What to Ask a Mortgage Lender before You Sign Anything
Looking at homes for sale can be the fun part of buying a house. The real work comes when you’re picking a mortgage lender that can give you the best loan for your circumstances.
After detailing your income, expenses, down payment and a monthly mortgage you can afford, a lender will run a credit check and should be able to tell you the best options for the interest rate and loan product.
Here are some questions to ask as you comparison shop for a lender:
What’s the interest rate?
This will be based on your loan and credit score, and determines your monthly payment. The lower the interest rate, the lower the payment. Improving your credit score can help lower the interest rate you qualify for.
Fixed rate or ARM?
Fixed-rate loans have the same interest rate for the life of the loan, from 10 to 30 years. Interest rates on adjustable-rate mortgages, or ARMs, change after an initial period, such as a year, and then at regular intervals.

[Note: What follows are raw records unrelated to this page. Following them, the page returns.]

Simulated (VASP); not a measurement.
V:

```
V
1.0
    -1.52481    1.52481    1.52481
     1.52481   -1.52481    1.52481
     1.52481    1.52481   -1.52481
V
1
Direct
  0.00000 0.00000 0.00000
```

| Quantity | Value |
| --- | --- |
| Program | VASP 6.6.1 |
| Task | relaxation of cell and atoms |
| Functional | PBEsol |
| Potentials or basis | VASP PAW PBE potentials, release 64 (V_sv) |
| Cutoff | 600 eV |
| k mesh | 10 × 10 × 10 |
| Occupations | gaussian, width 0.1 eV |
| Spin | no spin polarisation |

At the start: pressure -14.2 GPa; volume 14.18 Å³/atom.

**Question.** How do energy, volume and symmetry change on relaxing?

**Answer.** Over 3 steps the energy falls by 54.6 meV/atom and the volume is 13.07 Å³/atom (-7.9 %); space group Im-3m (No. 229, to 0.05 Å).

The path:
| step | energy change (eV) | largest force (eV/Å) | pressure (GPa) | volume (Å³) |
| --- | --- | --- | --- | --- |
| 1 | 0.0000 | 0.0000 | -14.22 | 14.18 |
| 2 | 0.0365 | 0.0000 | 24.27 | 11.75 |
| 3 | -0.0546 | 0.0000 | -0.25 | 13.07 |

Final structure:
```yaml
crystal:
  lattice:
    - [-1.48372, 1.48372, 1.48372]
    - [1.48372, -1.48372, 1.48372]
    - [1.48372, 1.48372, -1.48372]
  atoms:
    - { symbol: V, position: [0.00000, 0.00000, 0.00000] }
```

Ask how often an ARM rate will change, the index its tied to, and what the cap is on the interest rate during one period and the life of the loan. Make sure you can afford the higher rate. An ARM will have a lower interest rate than a fixed-rate loan, and can be a good idea if you’re not planning on living in the home for long.
How much is the monthly mortgage?
Answering the first two questions will get you to this answer. It’s a number you should already have in mind before looking for a house, and should be an amount you can afford.
Be sure to include other monthly costs, including insurance, taxes and, if required, private mortgage insurance, or PMI. This insurance is often needed if you don’t have a 20 percent down payment and is meant to protect the mortgage company if you default on the loan.
One-time fees called “points” are due at closing and each point paid will lower your interest rate by 1 percent. Another option is to not pay any closing costs upfront and to have them rolled into the loan in exchange for a higher interest rate.
If you want to lock in the interest rate and points for a certain amount of time in case rates go up, you may have to pay a fee.
Also, ask if there are fees for making extra mortgage payments so you can pay off the principal amount early. Some loans don’t have prepayment penalties, but some do.
A lender should be able to help you find the best home loan for your finances. Just be sure not to sign a contract with them until you’re satisfied you’re getting the best deal with the best mortgage lender you can find.